Brookings study serves as a guide — if we let it

Bruce Spotleson

Bruce Spotleson

VEGAS INC Coverage

VEGAS INC and Sun archives

The Brookings report on economic development in Nevada.

• Guest column by the Brookings Institution's Mark Muro.

• The Sun's story about the report.

    Pardon me if this sounds shallow, but my first reaction to the new Brookings Institution-SRI International “Economic Development Agenda for Nevada” was that someone probably should have let a newspaper editor work it over before releasing it to the public.

    Editors function somewhat like thrifty artists, making phrases flow nicely but also helping the words convey as much information as they can in as short a space as possible. And though there is a flow and organization to the report, most editors I know would have carved down its 175 pages.

    Nonetheless, I clicked on “print,” which consumed most of a ream of paper and added almost 2 pounds to the weekend reading I haul home. Old-fashioned and environmentally insensitive, yes, but some reading just works better in a hard copy.

    As December puts a period on a slow year, much hope and expectation has been attached to the heavy and heavily publicized white paper from Brookings and SRI. Given its impressive detail, it might have been titled “Everything You Ever Wanted to Know About Economic Development in Nevada.” As a summary of both where we’ve been and where we still need to be, it delivers the goods.

    Most of the themes are familiar, and many of the concepts — such as increasing our public-private partnerships, better exploiting our proximity to California, globally expanding on our gaming expertise — have been talked about in Nevada for some years now. In fact, most have been talked about at length.

    Now, the time for talking is over. It has been replaced by our need to see some action. Something tangible. Something now. Because though we’re seeing evidence of a gradual tourism recovery, the fact is that too many local businesses are faced with immediate challenges. Too many business owners are out on the ledge.

    Still, while we feel a sense of urgency, there is no immediate gratification to be found amid the solutions offered in the Brookings report or in any other analysis of economic development. This stuff just doesn’t happen overnight. No matter how impatient our business community is, the reality is that effective economic development programs require a good deal of time to be effective, particularly given some of our current obstacles.

    We’ve known for some time now that diversification can only be possible by holding to a long-term plan, one that survives changes in political regimes and their agendas. Because when you set out to make sweeping changes in education, in our workforce, in public-private relationships and in the overall quality of life we must create to attract desirable new employers, you are talking about tomorrow — not today.

    This is where things always seem to break down. A commitment to that vision and to raising the money to pay for it have historically proven difficult for us to embrace.

    Fortunately, our current governor seems to get the message. His administration may not yet have much hands-on experience in this arena, and it certainly doesn’t have much money to spend, but it has more of an ability to form consensus and find revenue than anyone else in Nevada does right now.

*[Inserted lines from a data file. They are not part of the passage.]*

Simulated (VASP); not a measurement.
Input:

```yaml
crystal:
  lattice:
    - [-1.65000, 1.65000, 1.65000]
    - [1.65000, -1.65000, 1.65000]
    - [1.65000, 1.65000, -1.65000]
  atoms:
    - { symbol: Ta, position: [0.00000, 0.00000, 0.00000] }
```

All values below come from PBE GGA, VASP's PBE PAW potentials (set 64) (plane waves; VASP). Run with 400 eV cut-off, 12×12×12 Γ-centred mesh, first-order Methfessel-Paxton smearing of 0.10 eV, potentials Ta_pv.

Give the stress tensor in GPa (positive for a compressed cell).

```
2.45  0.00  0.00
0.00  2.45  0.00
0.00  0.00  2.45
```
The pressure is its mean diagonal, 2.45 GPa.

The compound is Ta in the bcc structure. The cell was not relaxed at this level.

    There seems, too, to be a willingness to pursue new strategies. That’s good, because we’ve all learned hard lessons on our traditional approach. If we keep using low taxes as our primary incentive,for example, it’s likely that we will continue to attract a number of companies that will be content with underfunded schools. To lure the better employers — the ones who may need to recruit and retain higher-quality and better-paying talent — well, we are probably going to have to meet some higher expectations.

    Looking back, it was barely a decade ago that here in Las Vegas, we talked about ourselves as the City of the Millennium — a place with a brighter future than the cities that many of our residents moved away from.

    We can still be that place, a place of prosperity that shows Americans how things should be done. It’s well within the grasp of a state that is in many ways still so young and still has such incredible potential.

    We may find our patience put to a test, but effective economic development is all about the long-term. We have to commit to the plan if we are going to get results tomorrow. We have to go all in.

    The Brookings report serves as our to-do list. Costly and time-consuming though it may be, all of Nevada has to commit to the doing part. Anyone here having commitment issues might just need to get out of the way.